*Ed. Note: This is the third post in a five-part series by Richard McCoy on the art and artists he encountered during a recent trip to Nigeria. Here are links to Part I and Part II.
Before travelling to Nigeria, I had known of a number of artists living around Lagos from Indianapolis friends who have been collecting contemporary Nigerian art during their time living and working there. Among their favorite and most collected artists was Ben Osaghae.
Ben was born in Benin City, the capital of the Edo State and studied painting at Auchi Polytechnic college. He has taught painting in Nigerian universities but has since retired from this work to focus solely on his painting.

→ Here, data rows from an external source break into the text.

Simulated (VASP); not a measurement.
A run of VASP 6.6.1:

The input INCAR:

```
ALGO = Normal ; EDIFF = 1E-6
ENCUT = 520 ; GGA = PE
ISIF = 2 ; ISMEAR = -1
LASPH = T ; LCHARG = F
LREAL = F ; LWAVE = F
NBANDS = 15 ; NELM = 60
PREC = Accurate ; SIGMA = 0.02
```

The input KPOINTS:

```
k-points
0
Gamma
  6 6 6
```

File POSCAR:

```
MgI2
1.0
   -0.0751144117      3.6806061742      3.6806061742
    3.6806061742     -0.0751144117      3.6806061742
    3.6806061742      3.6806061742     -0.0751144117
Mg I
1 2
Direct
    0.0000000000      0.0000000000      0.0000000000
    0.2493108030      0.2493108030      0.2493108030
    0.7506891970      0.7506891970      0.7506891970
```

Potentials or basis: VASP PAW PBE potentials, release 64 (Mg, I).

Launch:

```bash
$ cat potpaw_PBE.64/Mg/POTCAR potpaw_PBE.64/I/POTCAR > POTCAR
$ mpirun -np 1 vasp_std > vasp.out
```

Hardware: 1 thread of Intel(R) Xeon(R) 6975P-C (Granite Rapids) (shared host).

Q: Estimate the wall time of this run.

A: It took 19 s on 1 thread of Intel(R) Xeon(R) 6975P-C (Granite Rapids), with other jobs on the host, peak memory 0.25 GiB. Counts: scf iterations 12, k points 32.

At once thoughtful and light hearted, he’s just as likely to tell you something very serious and important as to come with a quick and light laugh about his observations.
I want to show the point of view of the participant of a police check point and the observer driving by. Both at the same time. I don’t worry about making my paintings ‘naturalistic,’ rather I want them to be descriptive. — Ben Osaghae
Ben lives on the north side of Lagos, near the city’s airport. His studio, which is part of his home, is filled with recent paintings from 2011 and 2012. His paintings and drawings, which are all created from memory, explore everyday events and incidents around Lagos. With vivid colors, the imagery in his works become fractured windows into what everyone experiences and sees on the streets and places around the city. Windows that open onto scenes that have been carefully crafted to tell specific stories.
The titles of my paintings are very important as they allow me to poeticize the work and add another level of meaning. Of course my paintings have a narrative; I’m telling stories in my own idiom. I want to show the complicated web in which politics and business are interwoven in Nigeria. — Ben Osaghae
His working method often involves first making sketches on large, horizontal sheets of paper with ink and pencil. Paintings are realized first with washes of acrylic paint which is laid down in blocks of color to generally start framing an image. His canvases range in size and between square and rectilinear. Once the acrylic layer dries, he begins working with oils and occasionally adds scraps of newsprint.
It would be too simple to say that Osaghae’s paintings are commentaries or observations on life in Nigeria; clearly his works have a critical message that is speaking directly to Nigeria’s political, social, and economic issues. They can be at once beautiful and full of life and at the same time troubling and dark realities of an often troubling event.